A hard way to make things dark

In the laboratory frame, the time the ion takes to pass by two wavefronts is: $t=\dfrac{\lambda}{c+v}$ But $c=\lambda f$ , then $\lambda=\dfrac{c}{f}$ and: $t=\dfrac{c}{(c+v)f}=\dfrac{1}{(1+\beta)f}$

Where $\beta=\dfrac{v}{c}$ .

In the ion frame: $t'=\dfrac{t}{\gamma}=\dfrac{1}{(1+\beta)f\gamma}$

Where $\gamma=\dfrac{1}{\sqrt{1-\beta^2}}$ .

Is easy to see that the time $t'$ is the period of the wave in the ion frame. Then: $t'=\dfrac{1}{f'}=\dfrac{1}{(1+\beta)f\gamma}$ $\dfrac{f}{f'}=\dfrac{\sqrt{1+\beta^2}}{1+\beta }=\sqrt{\dfrac{1-\beta}{1+\beta}}$

As the speed of light is invariant, $c=\lambda' f'=\lambda f\implies\dfrac{f}{f'}=\dfrac{\lambda'}{\lambda}$ : $\dfrac{\lambda'}{\lambda}=\sqrt{\dfrac{1-\beta}{1+\beta}}$ $\dfrac{\lambda'^2}{\lambda^2}={\dfrac{1-\beta}{1+\beta}}$ $\beta=\dfrac{\lambda^2-\lambda'^2}{\lambda^2+\lambda'^2}$

In the laboratory frame, the ion is accelerating with an acceleration $a=\dfrac{q}{m}\cdot E$ .
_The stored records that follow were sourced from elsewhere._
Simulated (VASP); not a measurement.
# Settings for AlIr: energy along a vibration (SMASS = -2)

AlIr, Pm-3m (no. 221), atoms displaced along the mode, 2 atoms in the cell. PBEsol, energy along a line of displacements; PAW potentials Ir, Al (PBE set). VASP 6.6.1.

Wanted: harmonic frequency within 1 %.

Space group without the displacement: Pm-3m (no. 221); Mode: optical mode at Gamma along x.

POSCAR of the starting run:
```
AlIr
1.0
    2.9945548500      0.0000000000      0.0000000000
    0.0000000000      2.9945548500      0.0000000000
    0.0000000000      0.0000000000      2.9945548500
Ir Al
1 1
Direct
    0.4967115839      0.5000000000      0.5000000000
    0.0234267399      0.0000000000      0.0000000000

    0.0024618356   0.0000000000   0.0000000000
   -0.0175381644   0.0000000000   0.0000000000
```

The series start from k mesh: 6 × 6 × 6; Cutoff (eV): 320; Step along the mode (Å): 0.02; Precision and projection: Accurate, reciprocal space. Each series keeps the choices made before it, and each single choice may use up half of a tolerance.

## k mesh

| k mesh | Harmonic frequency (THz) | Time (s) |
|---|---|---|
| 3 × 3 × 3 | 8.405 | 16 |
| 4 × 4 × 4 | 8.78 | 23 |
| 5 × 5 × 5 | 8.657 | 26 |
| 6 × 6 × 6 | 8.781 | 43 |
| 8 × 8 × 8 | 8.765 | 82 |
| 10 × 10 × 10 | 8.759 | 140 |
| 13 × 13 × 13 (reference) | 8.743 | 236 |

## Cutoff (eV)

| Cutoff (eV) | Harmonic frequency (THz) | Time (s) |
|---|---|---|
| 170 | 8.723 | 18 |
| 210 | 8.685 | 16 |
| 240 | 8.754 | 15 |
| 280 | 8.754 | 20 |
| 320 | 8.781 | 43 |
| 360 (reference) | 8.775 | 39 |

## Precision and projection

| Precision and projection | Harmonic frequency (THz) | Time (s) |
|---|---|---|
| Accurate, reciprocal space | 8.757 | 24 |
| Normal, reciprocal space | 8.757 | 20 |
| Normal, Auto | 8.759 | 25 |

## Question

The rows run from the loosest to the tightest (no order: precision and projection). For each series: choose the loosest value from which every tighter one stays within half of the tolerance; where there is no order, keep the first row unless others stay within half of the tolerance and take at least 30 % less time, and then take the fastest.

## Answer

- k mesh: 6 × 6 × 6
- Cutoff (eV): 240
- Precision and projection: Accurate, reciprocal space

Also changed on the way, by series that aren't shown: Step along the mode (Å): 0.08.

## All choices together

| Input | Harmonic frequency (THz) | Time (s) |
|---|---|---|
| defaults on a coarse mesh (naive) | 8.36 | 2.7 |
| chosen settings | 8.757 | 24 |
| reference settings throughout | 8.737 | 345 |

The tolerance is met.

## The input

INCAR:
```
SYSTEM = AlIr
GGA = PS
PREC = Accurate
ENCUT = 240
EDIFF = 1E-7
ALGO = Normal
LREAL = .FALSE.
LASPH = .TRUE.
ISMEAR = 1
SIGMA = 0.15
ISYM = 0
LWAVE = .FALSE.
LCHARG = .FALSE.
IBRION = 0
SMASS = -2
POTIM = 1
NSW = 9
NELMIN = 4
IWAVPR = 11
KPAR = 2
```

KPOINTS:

As this acceleration is constant and the ion is initially at rest, the velocity of the ion when it absorbs the infrared radiation is $v=a\cdot t_{abs}$ .

So:

$\beta=\dfrac{v}{c}=\dfrac{a\cdot t_{abs}}{c}=\dfrac{\lambda^2-\lambda'^2}{\lambda^2+\lambda'^2}$ $t_{abs}=\dfrac{c\cdot m}{q\cdot E}\cdot \dfrac{\lambda^2-\lambda'^2}{\lambda^2+\lambda'^2}$

Where $\lambda'=\lambda_0$ (because the ion will absorb the radiation when the wavelenght of this radiation is, in the ion frame, equal to the wavelenght of the first absorption line of the helium) and $q$ is positive and with module equal to the elementary charge (because the ion is obtained by removing one electron of the helium atom).

Solving, we obtain:

$t_{abs}\cong\dfrac{3\cdot 10^8\cdot 6.65\cdot 10^{-27}}{1.6\cdot 10^{-19}\cdot 2}\cdot\dfrac{(2\cdot 10^{-6})^2-(1.083\cdot 10^{-6})^2}{(2\cdot 10^{-6})^2+(1.083\cdot 10^{-6})^2}$ $t_{abs}\cong3.407\ s$

In order for the ion to absorb the light, the ion must observe the wavelength of the light to be less than or equal to the wavelength of its first absorption line, i.e., $\lambda_{obs} \leq \lambda_0$ . In order for the ion to observe the $\lambda=2000 \ \mathrm{nm}$ light at a lower wavelength, the ion must be travel at a speed close to the speed of light. The observed wavelength is given by the relativistic Doppler shift equation

$$\frac{\lambda}{\lambda_{obs}}=\sqrt{\frac{1+\beta}{1-\beta}},$$

where $\beta=v/c$ . When the observed wavelength is just at the threshold of $\lambda_0$ , we can calculate what the ion's speed must be.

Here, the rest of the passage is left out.